If the weekend gatherings of world leaders in Canada is remembered for anything, it may well be the death knell they delivered to multilateralism as the cornerstone of the global trading system.
For all their insistence on working together to advance any number of global priorities – from maternal health to deficit control – G8 and G20 leaders proved incapable of paying anything more than lip service to the World Trade Organization’s nine-year-old Doha round of talks aimed at tearing down barriers to international commerce.
Previous summits had set a deadline for completion of negotiations by the end of 2010, but the G8’s final communiqué scrubbed any talk of deadlines and merely committed the seven G8 countries belonging to the WTO (Russia is not a member) to a “successful completion” of Doha.
The new absence of any deadline is an acknowledgment that the talks launched in 2001 – ambitiously aimed at extending the benefits of globalization to developing countries by knocking down farm subsidies and tariffs in the developed world and China – have been going nowhere.
Previous communiqués “have been full of hot air,” Brookings Institution fellow Paul Blustein wrote in a pre-summit commentary. But he warned that the failure to advance the Doha round would “expose the WTO to ridicule” and could signal its decline and eventual death.
“Some day historians might look back at 2010 as the year the global trading system died – or contracted a terminal illness,” Mr. Blustein wrote in a separate Foreign Policy article this year. “If [the WTO] can’t forge new agreements, then how long before it loses its authority to arbitrate disputes?”
Prime Minister Stephen Harper refused to concede the Doha round faces a fatal prognosis, telling reporters on Saturday: “I don’t think we can afford to say that. We’ve got to find a path over time to get to a successful conclusion.”
Mr. Harper pointed to the bilateral and regional free-trade deals Canada and other countries are pursuing as “a way of kick-starting the process while we see the Doha talks remaining stalled.”
But Mr. Blustein has countered that the “WTO’s centrality to the [global] trading system has already been weakened by a proliferation of bilateral and regional trade agreements in recent years.”
In a telling sign of where U.S. priorities lie, President Barack Obama announced in Toronto that his administration will ask Congress in early 2011 – or after November’s mid-term elections – to ratify a free-trade agreement with South Korea that was previously negotiated under George W. Bush.
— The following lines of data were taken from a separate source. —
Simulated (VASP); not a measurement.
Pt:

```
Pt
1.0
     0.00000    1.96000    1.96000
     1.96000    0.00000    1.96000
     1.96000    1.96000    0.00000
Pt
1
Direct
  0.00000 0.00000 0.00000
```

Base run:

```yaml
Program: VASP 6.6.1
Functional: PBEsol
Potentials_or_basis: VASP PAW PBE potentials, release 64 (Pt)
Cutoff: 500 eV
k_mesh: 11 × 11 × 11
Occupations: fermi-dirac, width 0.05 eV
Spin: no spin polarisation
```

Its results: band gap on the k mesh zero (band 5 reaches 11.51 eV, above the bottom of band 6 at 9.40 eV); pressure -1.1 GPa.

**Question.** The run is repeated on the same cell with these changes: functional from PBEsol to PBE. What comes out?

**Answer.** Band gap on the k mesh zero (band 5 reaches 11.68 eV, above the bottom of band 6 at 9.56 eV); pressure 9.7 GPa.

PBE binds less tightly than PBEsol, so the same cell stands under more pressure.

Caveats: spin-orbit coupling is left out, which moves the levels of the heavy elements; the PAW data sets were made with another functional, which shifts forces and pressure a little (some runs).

The move is a contentious one, since many Democrats in Congress, labour unions and farmers have zeroed in on South Korean barriers to U.S. beef and auto imports to oppose the deal. The Obama administration hopes irritants can be eliminated by the time the G20 meets in Seoul in November.
China’s ambassador to the WTO, Sun Zhenyu, meanwhile, accused the United States of undermining progress in the Doha talks by making new demands and raising the bar for success. “Their new excessive request on an elevated level of ambition is in fact equivalent to a restart of the round,” Mr. Sun told Reuters on Saturday.
And in a speech in Toronto, WTO head Pascal Lamy pleaded for leaders to finish the “remaining 20 per cent” of the work needed to complete the Doha talks, but conceded that negotiators are “staring at each other waiting for the other side to move first.”
The failure of the Doha round would be ironic given Mr. Obama’s pledge to abandon the unilateral approach preferred by the Bush administration in its global relations.
“Despite making multilateralism a keystone of his foreign policy, [Mr. Obama] may preside over the marginalization of the most successful multilateral institution of all,” Mr. Blustein wrote in his Foreign Policy piece.